Pending that test, can we conclude anything at all?  I venture the following paradox: The full and intimate quantification of any science is a consummation devoutly to be wished.  Nevertheless, it is not a consummation that can effectively be sought by measuring.  As in individual development, so in the scientific group, maturity comes most surely to those who know how to wait.

63. S. F. Mason, Main Currents of Scientific Thought (New York, 1956), pp. 352-363, provides an excellent brief sketch of these institutional changes.  Much additional material is scattered through, J. T. Merz, History of European Thought in the Nineteenth Century, vol. I (London, 1923).

64. For an example of effective problem selection, note the esoteric quantitative discrepancies which isolated the three problems - photoelectric effect, black body radiation, and specific heats - that gave rise to quantum mechanics.  For the new effectiveness of verification procedures, note the speed with which this radical new theory was adopted by the profession.



Reflecting on the other papers and on the discussion that continued throughout the conference, two additional points that had reference to my own paper seem worth recording.  Undoubtedly there were others as well, but my memory has proved more than usually unreliable.  Professor Price raised the first point, which gave rise to considerable discussion.  The second followed from an aside by Professor Spengler, and I shall consider its consequences first.

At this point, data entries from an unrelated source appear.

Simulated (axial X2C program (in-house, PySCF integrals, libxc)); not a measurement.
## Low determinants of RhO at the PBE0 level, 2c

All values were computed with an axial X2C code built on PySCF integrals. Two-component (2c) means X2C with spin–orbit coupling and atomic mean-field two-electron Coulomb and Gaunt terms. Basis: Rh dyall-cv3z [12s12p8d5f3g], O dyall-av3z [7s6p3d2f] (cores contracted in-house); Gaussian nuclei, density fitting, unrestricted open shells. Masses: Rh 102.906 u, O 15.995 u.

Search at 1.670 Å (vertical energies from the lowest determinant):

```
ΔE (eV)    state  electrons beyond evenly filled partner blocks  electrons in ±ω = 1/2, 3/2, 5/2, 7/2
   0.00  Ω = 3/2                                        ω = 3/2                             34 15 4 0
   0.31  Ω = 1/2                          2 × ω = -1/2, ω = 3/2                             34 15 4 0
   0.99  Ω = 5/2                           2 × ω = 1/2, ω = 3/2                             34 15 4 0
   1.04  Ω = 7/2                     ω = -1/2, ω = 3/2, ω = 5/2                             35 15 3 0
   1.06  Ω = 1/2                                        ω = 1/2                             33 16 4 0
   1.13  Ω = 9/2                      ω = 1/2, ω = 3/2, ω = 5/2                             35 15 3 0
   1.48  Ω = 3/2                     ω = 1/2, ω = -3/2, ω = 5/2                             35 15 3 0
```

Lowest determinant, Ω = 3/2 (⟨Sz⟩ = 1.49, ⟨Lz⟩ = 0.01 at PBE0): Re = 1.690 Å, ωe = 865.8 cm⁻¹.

Professor Spengler expressed great interest in my concept of “crises” in the development of a science or of a scientific specialty, but added that he had had difficulty discovering more than one such episode in the development of economics.  This raised for me the perennial, but perhaps not very important question about whether or not the social sciences are really sciences at all. Though I shall not even attempt to answer it in that form, a few further remarks about the possible absence of crises in the development of a social science may illuminate some part of what is at issue.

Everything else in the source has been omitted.